Now that you understand the before and after of your visitors on your website, the next step is how to do CRO marketing —this time, the right way.
How to do CRO Marketing
In every marketing book ever written and every conversation had with marketing experts, one single thing they all say is — marketing is a process.
And CRO marketing is no different.
Using marketing strategies to optimize conversion rates follows a step-by-step process that allows for observations, research, tests, predictions, etc.
It’s a process that has no end as it continues to grow based on different parameters or goal metrics your business plans to achieve.
And to set you on this path, here’s how you can do your own CRO Marketing;
1. Know which conversion type works for you
Although the end goal for every business is sales — not all of them can have the same type of conversion.

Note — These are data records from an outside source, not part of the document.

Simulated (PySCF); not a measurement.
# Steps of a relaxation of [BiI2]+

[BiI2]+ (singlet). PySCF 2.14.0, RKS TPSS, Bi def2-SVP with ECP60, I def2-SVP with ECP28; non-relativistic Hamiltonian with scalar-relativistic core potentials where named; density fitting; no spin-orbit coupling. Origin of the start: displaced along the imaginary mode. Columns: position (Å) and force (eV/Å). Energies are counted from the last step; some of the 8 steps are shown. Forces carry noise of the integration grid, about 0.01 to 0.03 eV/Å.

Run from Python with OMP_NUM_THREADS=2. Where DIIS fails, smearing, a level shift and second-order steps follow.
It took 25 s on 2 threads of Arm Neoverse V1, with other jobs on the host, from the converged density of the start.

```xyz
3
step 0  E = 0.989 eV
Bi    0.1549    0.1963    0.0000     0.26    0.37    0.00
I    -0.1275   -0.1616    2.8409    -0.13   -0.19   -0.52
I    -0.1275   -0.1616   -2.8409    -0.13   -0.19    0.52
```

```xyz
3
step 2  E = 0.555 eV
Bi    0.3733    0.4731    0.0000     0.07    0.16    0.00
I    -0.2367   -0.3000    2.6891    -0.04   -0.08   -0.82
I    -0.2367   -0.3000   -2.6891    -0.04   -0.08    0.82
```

Depending on what type of business model you run and what industry it’s in, what you qualify as conversion will always be different.
This depicts that before the actual primary conversion of all businesses, some other conversions add up before that.
And due to this, conversion types are split into two, namely:
- Macro Conversions
- Micro Conversions
1. Macro Conversions
These can be referred to as actions web visitors take that represent your website’s primary goal or objective.
They accrue to be the sole purpose of every business as it’s considered the final conversion of a customer’s journey
A typical example is with an eCommerce whose macro conversion will be having a web visitor make the final purchase.
eBay, for example, records your final purchase of every item as a macro conversion:
Others come in different forms depending on the business and what model they run:
- Member Signups for a freemium-based platform/software e.g., social media apps and websites
- Form completion for service providers e.g., network providers, law firms, individual consultants, and advisors.
All of these macro conversions are tied toward the business’s primary objective. This then helps create a structure on which your micro-conversions can be built.
2. Micro Conversions
This is defined as the steps that facilitate a web visitor’s journey in reaching the end goal or primary objective of a conversion process.
For the most part, macro conversions might seem like the most important aspect of CRO marketing to a business due to how much it aligns with the primary object.
It however doesn’t paint the full picture of users’ engagement and experience.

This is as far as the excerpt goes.